Cantera supports a number of different types of reactions, including several types of homogeneous reactions, surface reactions, and electrochemical reactions. For each, there is a corresponding entry type. The simplest entry type is reaction, which can be used for any homogeneous reaction that has a rate expression that obeys the law of mass action, with a rate coefficient that depends only on temperature.

Common Attributes

All of the entry types that define reactions share some common features. These are described first, followed by descriptions of the individual reaction types in the following sections.

The Reaction Equation

The reaction equation determines the reactant and product stoichiometry. A relatively simple parsing strategy is currently used, which assumes that all coefficient and species symbols on either side of the equation are delimited by spaces:

2 CH2 <=> CH + CH3      # OK
2 CH2<=>CH + CH3        # OK
2CH2 <=> CH + CH3       # error
CH2 + CH2 <=> CH + CH3  # OK
2 CH2 <=> CH+CH3        # error

The incorrect versions here would generate “undeclared species” errors and would halt processing of the input file. In the first case, the error would be that the species 2CH2 is undeclared, and in the second case it would be species CH+CH3.

Whether the reaction is reversible or not is determined by the form of the equality sign in the reaction equation. If either <=> or = is found, then the reaction is regarded as reversible, and the reverse rate will be computed from detailed balance. If, on the other hand, => is found, the reaction will be treated as irreversible.

The rate coefficient is specified with an embedded entry corresponding to the rate coefficient type. At present, the only implemented type is the modified Arrhenius function

\[k_f(T) = A T^b \exp(-E/\hat{R}T)\]

which is defined with an Arrhenius entry:

rate_coeff = Arrhenius(A=1.0e13, b=0, E=(7.3, 'kcal/mol'))
rate_coeff = Arrhenius(1.0e13, 0, (7.3, 'kcal/mol'))

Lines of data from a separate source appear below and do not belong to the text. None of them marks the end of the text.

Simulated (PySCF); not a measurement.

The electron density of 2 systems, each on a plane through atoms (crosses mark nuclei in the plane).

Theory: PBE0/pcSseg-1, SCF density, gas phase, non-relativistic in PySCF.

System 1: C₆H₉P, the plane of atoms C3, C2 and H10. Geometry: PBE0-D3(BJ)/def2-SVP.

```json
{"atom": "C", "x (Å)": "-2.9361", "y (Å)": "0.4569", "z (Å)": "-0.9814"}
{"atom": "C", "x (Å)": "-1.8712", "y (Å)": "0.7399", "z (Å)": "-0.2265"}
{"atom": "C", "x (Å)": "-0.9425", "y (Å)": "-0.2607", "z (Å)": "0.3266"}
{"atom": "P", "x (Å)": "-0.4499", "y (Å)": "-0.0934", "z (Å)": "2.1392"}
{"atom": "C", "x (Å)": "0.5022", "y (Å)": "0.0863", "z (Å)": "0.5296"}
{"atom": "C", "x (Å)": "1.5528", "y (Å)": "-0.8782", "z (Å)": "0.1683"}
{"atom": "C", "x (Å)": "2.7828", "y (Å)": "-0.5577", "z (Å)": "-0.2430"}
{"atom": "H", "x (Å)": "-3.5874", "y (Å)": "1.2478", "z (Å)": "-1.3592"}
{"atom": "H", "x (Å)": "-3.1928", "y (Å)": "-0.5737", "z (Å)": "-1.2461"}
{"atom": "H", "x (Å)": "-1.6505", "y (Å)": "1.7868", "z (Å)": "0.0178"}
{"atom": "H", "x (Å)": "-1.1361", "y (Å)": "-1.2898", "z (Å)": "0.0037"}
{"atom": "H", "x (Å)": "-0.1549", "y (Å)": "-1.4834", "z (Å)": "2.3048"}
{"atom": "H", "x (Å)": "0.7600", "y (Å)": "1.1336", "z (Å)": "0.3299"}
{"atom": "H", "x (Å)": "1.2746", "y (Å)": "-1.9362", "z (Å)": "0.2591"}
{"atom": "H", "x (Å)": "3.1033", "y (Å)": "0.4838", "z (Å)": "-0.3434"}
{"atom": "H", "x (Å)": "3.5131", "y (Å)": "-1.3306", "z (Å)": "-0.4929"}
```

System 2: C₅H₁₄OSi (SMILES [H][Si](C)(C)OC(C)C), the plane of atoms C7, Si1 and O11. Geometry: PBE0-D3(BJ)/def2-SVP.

As a shorthand, if the rate_coeff field is assigned a sequence of three numbers, these are assumed to be \((A, b, E)\) in the modified Arrhenius function:

rate_coeff = [1.0e13, 0, (7.3, 'kcal/mol')] # equivalent to above

The units of the pre-exponential factor A can be specified explicitly if desired. If not specified, they will be constructed using the quantity, length, and time units specified in the units directive. Since the units of A depend on the reaction order, the units of each reactant concentration (different for bulk species in solution, surface species, and pure condensed-phase species), and the units of the rate of progress (different for homogeneous and heterogeneous reactions), it is usually best not to specify units for A, in which case they will be computed taking all of these factors into account.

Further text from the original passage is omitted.